# Session 2: Data Manipulation and Aggregations

In this session, we'll dive deeper into Polars' data manipulation capabilities. You'll learn how to filter, transform, aggregate, and join data using the powerful expression API.

## Learning Objectives

By the end of this session, you will be able to:
1. Filter rows using boolean expressions
2. Create columns with conditional logic
3. Perform groupby aggregations
4. Handle missing data
5. Join and concatenate DataFrames

In [None]:
import polars as pl

# Load our datasets
orders = pl.read_csv("data/ecommerce_orders.csv")
customers = pl.read_csv("data/customers.csv")

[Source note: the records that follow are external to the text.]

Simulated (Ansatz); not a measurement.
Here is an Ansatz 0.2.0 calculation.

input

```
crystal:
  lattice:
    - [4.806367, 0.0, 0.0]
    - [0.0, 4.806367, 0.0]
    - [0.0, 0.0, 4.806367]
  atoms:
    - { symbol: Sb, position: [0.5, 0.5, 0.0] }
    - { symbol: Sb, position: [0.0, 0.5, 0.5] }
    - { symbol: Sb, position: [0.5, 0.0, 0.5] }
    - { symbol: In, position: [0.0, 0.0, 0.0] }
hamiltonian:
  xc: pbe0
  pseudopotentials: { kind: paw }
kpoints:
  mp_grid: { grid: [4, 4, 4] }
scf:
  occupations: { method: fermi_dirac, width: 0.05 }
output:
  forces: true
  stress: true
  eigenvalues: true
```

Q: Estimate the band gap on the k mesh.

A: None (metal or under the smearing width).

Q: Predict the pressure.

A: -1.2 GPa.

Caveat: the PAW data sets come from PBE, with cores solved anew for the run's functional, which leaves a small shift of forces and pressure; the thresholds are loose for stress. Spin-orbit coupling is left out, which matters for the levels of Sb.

print(f"Orders: {orders.shape}")
print(f"Customers: {customers.shape}")

In [None]:
orders.head()

In [None]:
customers.head()

## 1. Filtering Rows with `filter()`

The `filter()` method lets you select rows based on conditions.

### 1.1 Simple Filters

In [None]:
# Filter orders over $100
large_orders = orders.filter(pl.col("total_amount") > 100)
print(f"Orders over $100: {large_orders.height}")
large_orders.head()

In [None]:
# Filter by string equality
electronics = orders.filter(pl.col("category") == "Electronics")
print(f"Electronics orders: {electronics.height}")
electronics.head()

### 1.2 Multiple Conditions

Use `&` (and) and `|` (or) to combine conditions. **Important**: Wrap each condition in parentheses!

In [None]:
# Electronics orders over $500
big_electronics = orders.filter(
    (pl.col("category") == "Electronics") & 
    (pl.col("total_amount") > 500)
)
print(f"Big electronics orders: {big_electronics.height}")
big_electronics.head()

In [None]:
# Completed or shipped orders
fulfilled = orders.filter(
    (pl.col("status") == "completed") | 
    (pl.col("status") == "shipped")
)
print(f"Fulfilled orders: {fulfilled.height}")

In [None]:
# Alternative: use is_in() for multiple values
fulfilled = orders.filter(
    pl.col("status").is_in(["completed", "shipped"])
)
print(f"Fulfilled orders: {fulfilled.height}")

### 1.3 String Filters

In [None]:
# Products containing "phone" (case-insensitive)
phones = orders.filter(
    pl.col("product_name").str.to_lowercase().str.contains("phone")
)
phones.head()

In [None]:
# Products starting with "S"
s_products = orders.filter(
    pl.col("product_name").str.starts_with("S")
)
s_products.select("product_name").unique()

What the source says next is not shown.